Some regions, like Colorado, would likely get extra rain or snow.
More than 18 scientists told the AP that the level of ice melt this year surprised them.
"I don't pay much attention to one year ... but this year the change is so big, particularly in the Arctic sea ice, that you've got to stop and say, 'What is going on here?' You can't look away from what's happening here," said Waleed Abdalati, NASA's chief of cyrospheric sciences. "This is going to be a watershed year."
2007 shattered records for Arctic melt in the following ways:
—About 552 billion tons of ice melted this summer from the Greenland ice sheet, according to preliminary satellite data to be released by NASA Wednesday. That's 15 percent more than the annual average summer melt, beating 2005's record.
A record amount of surface ice was lost over Greenland this year, 12 percent more than the previous worst year, 2005, according to data the University of Colorado released Monday. That's nearly quadruple the amount that melted just 15 years ago. It's an amount of water that could cover Washington, D.C., a half-mile deep, researchers calculated.

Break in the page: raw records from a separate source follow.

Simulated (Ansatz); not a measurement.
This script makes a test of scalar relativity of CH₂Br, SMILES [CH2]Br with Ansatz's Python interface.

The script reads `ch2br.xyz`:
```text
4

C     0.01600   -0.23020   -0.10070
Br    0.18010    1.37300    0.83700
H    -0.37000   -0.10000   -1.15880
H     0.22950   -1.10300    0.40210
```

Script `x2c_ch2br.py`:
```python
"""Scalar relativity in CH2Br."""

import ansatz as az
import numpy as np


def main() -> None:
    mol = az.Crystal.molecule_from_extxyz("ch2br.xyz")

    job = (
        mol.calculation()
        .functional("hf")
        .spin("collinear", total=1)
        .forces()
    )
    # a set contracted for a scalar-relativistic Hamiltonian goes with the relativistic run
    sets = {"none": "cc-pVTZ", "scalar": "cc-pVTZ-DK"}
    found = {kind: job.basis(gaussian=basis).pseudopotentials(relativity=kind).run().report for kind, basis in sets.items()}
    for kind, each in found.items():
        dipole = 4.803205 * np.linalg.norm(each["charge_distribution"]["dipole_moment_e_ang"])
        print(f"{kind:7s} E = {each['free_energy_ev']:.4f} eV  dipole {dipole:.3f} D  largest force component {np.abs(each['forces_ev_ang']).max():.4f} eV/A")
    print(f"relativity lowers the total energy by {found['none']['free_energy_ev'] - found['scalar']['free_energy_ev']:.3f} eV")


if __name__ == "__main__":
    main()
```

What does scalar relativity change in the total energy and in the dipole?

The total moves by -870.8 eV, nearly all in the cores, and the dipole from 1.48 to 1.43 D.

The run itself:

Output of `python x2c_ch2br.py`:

The surface area of summer sea ice floating in the Arctic Ocean this summer was nearly 23 percent below the previous record. The dwindling sea ice already has affected wildlife, with 6,000 walruses coming ashore in northwest Alaska in October for the first time in recorded history. Another first: the Northwest Passage was open to navigation.
Still to be released is NASA data showing the remaining Arctic sea ice to be unusually thin—another record. That makes it more likely to melt in future summers. Combining the shrinking area covered by sea ice with the new thinness of the remaining ice, scientists calculate that the overall volume of ice is half of 2004's total.
Alaska's frozen permafrost (see magazine article) is warming, although it's not quite thawing yet. But temperature measurements 66 feet deep in the frozen soil rose nearly four-tenths of a degree from 2006 to 2007, according to measurements from the University of Alaska. While that may not sound like much, "it's very significant," said University of Alaska professor Vladimir Romanovsky.
Surface temperatures in the Arctic Ocean this summer were the highest in 77 years of record-keeping, with some places eight degrees Fahrenheit above normal, according to research to be released Wednesday by University of Washington's Michael Steele.
Greenland, in particular, is a significant bellwether. Most of its surface is covered by ice. If it completely meltedsomething key scientists think would likely take centuries, not decadesit could add more than 22 feet to the world's sea level.
However, for nearly the past 30 years, the data pattern of its ice sheet melt has zigzagged. A bad year, like 2005, would be followed by a couple of lesser years.
According to that pattern, 2007 shouldn't have been a major melt year, but it was, said Konrad Steffen, of the University of Colorado, which gathered the latest data.
"I'm quite concerned," he said. "Now I look at 2008. Will it be even warmer than the past year?"
Other new data, from a NASA satellite, measure ice volume. NASA geophysicist Scott Luthcke, reviewing it and other Greenland numbers, concluded: "We are quite likely entering a new regime."
Melting of sea ice and Greenland's ice sheets also alarms scientists because they become part of a troubling spiral.
White sea ice reflects about 80 percent of the sun's heat off Earth, NASA's Zwally said. When there is no sea ice, about 90 percent of the heat goes into the ocean which then warms everything else up. Warmer oceans then lead to more melting.
"That feedback is the key to why the models predict that the Arctic warming is going to be faster," Zwally said. "It's getting even worse than the models predicted."
NASA scientist James Hansen, the lone-wolf researcher often called the godfather of global warming, on Thursday was to tell scientists and others at the American Geophysical Union scientific in San Francisco that in some ways Earth has hit one of his so-called tipping points, based on Greenland melt data.
"We have passed that and some other tipping points in the way that I will define them," Hansen said in an email. "We have not passed a point of no return. We can still roll things back in time but it is going to require a quick turn in direction."
Last year, Cecilia Bitz at the University of Washington and Marika Holland at the National Center for Atmospheric Research in Colorado startled their colleagues when they predicted an Arctic free of sea ice in just a few decades. Both say they are surprised by the dramatic melt of 2007.
Bitz, unlike others at NASA, believes that "next year we'll be back to normal, but we'll be seeing big anomalies again, occurring more frequently in the future."
And that normal, she said, is still a "relentless decline" in ice.